[Python-Dev] transform() and untransform() methods, and the codec registry

Tue Dec 7 05:46:54 CET 2010

On Sun, Dec 5, 2010 at 5:25 PM, Victor Stinner
<victor.stinner at haypocalc.com> wrote:
> On Saturday 04 December 2010 09:31:04 you wrote:
>> Alexander Belopolsky writes:
>>  > In fact, once the language moratorium is over, I will argue that
>>  > str.encode() and byte.decode() should deprecate encoding argument and
>>  > just do UTF-8 encoding/decoding.  Hopefully by that time most people
>>  > will forget that other encodings exist.  (I can dream, right?)
>>
>> It's just a dream.  There's a pile of archival material, often on R/O
>> media, out there that won't be transcoded any more quickly than the
>> inscriptions on Tutankhamun's tomb.
>
> Not only, many libraries expect use bytes arguments encoded to a specific
> encoding (eg. locale encoding). Said differenlty, only few libraries written in
> C accept wchar* strings.
>

My proposal has nothing to do with C-API.  It only concerns Python API
of the builtin str type.

> The Linux kernel (or many, or all, UNIX/BSD kernels) only manipulate byte
> strings. The libc only accept wide characters for a few operations. I don't
> know how to open a file with an unicode path with the Linux libc: you have to
> encode it...
>

Yes, but hopefully the encoding used by the filesystem will be UTF-8.
For Python users, however, encoding details will hopefully be hidden
by the open() call.   Yes, I am aware of the many problems with
divining the filesystem encoding, but instructing application
developers to supply their own fsencoding in
open(filepath.encode(fsencoding)) calls is not very helpful.

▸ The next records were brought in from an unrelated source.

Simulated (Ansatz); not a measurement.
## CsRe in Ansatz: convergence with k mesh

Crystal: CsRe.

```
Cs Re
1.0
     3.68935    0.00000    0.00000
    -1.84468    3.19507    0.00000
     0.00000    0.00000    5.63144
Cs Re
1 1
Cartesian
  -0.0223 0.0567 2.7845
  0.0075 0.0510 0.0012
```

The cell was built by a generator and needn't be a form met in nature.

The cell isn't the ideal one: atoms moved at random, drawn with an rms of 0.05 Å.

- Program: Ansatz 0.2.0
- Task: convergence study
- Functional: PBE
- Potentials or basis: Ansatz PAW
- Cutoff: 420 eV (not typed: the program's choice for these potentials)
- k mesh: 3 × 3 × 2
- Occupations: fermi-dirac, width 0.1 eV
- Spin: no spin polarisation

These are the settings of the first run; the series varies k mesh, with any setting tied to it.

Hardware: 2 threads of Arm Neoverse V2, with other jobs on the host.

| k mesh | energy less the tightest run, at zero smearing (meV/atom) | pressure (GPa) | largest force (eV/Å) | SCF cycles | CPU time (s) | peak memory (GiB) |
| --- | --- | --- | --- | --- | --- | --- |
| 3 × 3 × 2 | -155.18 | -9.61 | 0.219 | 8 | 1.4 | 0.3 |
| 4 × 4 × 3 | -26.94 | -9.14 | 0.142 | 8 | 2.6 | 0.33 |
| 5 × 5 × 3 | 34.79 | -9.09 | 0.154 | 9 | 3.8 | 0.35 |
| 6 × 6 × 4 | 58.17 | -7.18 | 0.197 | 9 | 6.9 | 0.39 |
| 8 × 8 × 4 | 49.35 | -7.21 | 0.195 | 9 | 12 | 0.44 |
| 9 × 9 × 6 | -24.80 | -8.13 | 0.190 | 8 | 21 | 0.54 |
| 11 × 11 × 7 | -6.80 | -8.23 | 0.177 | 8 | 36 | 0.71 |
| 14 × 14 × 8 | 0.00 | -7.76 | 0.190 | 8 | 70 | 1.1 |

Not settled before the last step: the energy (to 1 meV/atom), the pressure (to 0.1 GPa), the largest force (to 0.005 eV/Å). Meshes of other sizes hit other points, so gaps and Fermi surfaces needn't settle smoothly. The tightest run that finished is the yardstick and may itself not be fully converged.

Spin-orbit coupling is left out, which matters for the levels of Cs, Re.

> Alexander: you should first patch all UNIX/BSD kernels to use unicode
> everywhere, then patch all libc implementations, and then all libraries
> (written in C). After that, you can have a break.
>

As Martin explained later in this thread with respect to the
transform() method, removing codec argument from str.encode() method
does not imply removing the codecs themselves.    If I need a method
to encode strings to say koi8_r encoding, I can easily access it
directly:

>>> from encodings import koi8_r
>>> to_koi8_r = koi8_r.Codec().encode
>>> to_koi8_r('код')
(b'\xcb\xcf\xc4', 3)

More likely, however, I will only need en/decoding to read/write
legacy files and rather than encoding the strings explicitly before
writing into a file, I will just open that file with the correct
encoding.

Having all encodings accessible in a str method only promotes a
programming style where bytes objects can contain differently encoded
strings in different parts of the program.  Instead, well-written
programs should decode bytes on input, do all processing with str type
and decode on output.  When strings need to be passed to char* C APIs,
they should be encoded in UTF-8.  Many C APIs originally designed for
ASCII actually produce meaningful results when given  UTF-8 bytes.
(Supporting such usage was one of the design goals of UTF-8.)